“It’s a near certainty that black holes don’t exist,” says George Chapline. A physicist at the Lawrence Livermore National Laboratory, Chapline has an alternative explanation: when a massive star collapses, what remains is not a black hole but a star that’s filled with dark energy. Some 70 percent of the universe seems to be composed of dark energy, though no one knows precisely what it is. Chapline’s work may lead to new insights into the stuff.

A preprint of Chapline’s paper “Dark Energy Stars” appears at the ArXiv site, where the author lays down the gauntlet early on:

In the 1950s a consensus was reached, partly as a result of meetings such as a famous meeting at Chapel Hill in 1957, that although quantum effects might be important below some very small distance, on any macroscopic scale the predictions of classical general relativity (GR) should be taken seriously. In the
summer of 2000 Bob Laughlin and I realized that this cannot possibly be correct. Indeed I am sure it will be a puzzle to future historians of science as to why it took so long to realize this.

And again,

The picture of gravitational collapse provided by classical general relativity cannot be physically correct because it conflicts with ordinary quantum mechanics.

Spiral galaxy NGC 300Strong assertions, but we have to come to grips with the apparent conflict between general relativity, where universal time does not exist and clocks operate at different speeds depending on their situation, and quantum mechanics, which demands a universal time for its equations to work. An event horizon, as postulated around the now familiar concept of a black hole, “…makes it impossible to everywhere synchronize atomic clocks,” according to Chapline.

Image: The spiral galaxy NGC 300. Black holes are thought to lurk at the center of many such galaxies, but are they really huge stars filled with dark energy? Credit: Jet Propulsion Laboratory.

The upshot is that when a star collapses, space-time inside it goes through a ‘quantum phase transition’ into dark energy. The dark star’s negative gravity could cause matter, once sucked in, to re-emerge. A story on Nature.com explains the result:

If the dark-energy star is big enough, Chapline predicts, any electrons bounced out will have been converted to positrons, which then annihilate other electrons in a burst of high-energy radiation. Chapline says that this could explain the radiation observed from the centre of our galaxy, previously interpreted as the signature of a huge black hole.

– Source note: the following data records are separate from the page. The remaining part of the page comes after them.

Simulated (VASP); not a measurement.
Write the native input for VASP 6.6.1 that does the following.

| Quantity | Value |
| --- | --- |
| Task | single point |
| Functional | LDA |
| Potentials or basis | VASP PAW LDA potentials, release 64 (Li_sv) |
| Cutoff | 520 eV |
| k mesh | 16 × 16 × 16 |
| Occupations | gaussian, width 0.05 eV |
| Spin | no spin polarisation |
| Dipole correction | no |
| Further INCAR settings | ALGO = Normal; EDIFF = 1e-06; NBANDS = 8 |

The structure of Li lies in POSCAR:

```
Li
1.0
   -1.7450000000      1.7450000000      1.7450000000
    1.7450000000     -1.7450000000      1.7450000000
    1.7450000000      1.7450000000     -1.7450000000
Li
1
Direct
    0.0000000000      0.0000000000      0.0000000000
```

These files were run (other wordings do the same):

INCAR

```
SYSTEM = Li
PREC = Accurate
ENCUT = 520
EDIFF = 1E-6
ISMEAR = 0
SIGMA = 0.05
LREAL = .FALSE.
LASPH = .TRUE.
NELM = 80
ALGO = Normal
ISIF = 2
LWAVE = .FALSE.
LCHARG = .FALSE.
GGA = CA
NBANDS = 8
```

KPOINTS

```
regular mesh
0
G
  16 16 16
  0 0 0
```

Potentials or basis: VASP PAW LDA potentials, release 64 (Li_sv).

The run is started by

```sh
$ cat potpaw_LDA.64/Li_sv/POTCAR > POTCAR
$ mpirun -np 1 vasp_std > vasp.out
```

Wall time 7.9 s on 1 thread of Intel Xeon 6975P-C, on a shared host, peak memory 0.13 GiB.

He also thinks that the Universe could be filled with ‘primordial’ dark-energy stars. These are formed not by stellar collapse but by fluctuations of space-time itself, like blobs of liquid condensing spontaneously out of a cooling gas. These, he suggests, could be stuff that has the same gravitational effect as normal matter, but cannot be seen: the elusive substance known as dark matter.

Centauri Dreams‘ note: Chapline’s theories are one way to explain gamma-ray bursts, a subject we looked at just yesterday. Matter falling onto the surface of a dark energy star could trigger these phenomena, the result of interactions among the decay products as the matter re-emerges from the star.